Getting customers to respond to marketing efforts has been an age-old dilemma for all marketers. Many think that enticing customers with some sort of promotional offer or discount is the best way to spark customer interest or sales. There is no question the promotional offers can be effective for certain types of products or services. However, once promotional (money lost due to discounting) and actual (price of marketing the promotion) costs are combined in with the conditioning effect that can cause some customers to buy only when a product or service is on sale, the promotional offer can be far more expensive than you could have ever anticipated.
A recent study[1] on response rates provides some interesting insight into the response and promotion dilemma. Researchers mailed a survey on group health insurance to 1,200 members of a trade association. Respondents were incentivized to participate by receiving anywhere from $1 to $40. The survey was also sent to a control group that received no incentive and four requests to participate (the incentivized groups received only one request).

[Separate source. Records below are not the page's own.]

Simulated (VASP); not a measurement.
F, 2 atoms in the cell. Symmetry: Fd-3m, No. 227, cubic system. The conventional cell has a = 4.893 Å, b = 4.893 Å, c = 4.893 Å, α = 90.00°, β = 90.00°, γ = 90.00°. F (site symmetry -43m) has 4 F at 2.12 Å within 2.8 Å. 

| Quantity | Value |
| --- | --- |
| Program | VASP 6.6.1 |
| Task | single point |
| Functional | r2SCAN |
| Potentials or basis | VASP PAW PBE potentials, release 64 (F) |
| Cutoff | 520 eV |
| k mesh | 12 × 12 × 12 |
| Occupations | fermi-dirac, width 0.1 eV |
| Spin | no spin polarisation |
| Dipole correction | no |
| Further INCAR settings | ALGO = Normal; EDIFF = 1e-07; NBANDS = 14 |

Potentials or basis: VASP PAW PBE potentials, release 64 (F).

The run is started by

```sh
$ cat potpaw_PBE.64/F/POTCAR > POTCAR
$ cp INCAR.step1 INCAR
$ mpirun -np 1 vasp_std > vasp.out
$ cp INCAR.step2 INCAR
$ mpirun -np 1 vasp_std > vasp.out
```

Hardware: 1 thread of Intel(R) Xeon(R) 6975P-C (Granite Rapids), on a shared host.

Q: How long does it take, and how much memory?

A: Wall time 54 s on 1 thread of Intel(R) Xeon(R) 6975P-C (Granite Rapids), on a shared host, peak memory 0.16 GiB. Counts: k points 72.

Surprisingly, the response from the group receiving $1 was approximately 20 percentage points lower than those that received $40 (41% and 54% respectively). Certainly the increase in the response rate was not significant enough to justify the increase in incentive to participate.
Even more surprising was that receiving four requests to complete the survey, the response rate for the control group, who didn’t receive any incentive, was only two percentage points below the group receiving $40 (52% and 54% respectively). Surely the price of printing a few more letters and purchasing three more stamps was far cheaper than giving respondents $40 to participate.
Every business considering promotional offers as a way to sell its products or services should seriously consider these findings. If they hold true for your business, think of how much less expensive, if at all less expensive, multiple impressions with a prospective customer would be when compared to discounting. To do so, business should calculate all of the cost of all promotional and actual expenses of the promotional offer under consideration (cost to market promotion + money spent/lost as a result of the promotion). The cost of simply marketing the service or product sans the promotion should also be considered by replacing promotional costs with the costs of obtaining multiple impressions. The comparison of the two calculations will manifest the method for proceeding.
[1] See Hall & Smith, Meaningful Marketing, Brain Brew Books, 2003, p. 90.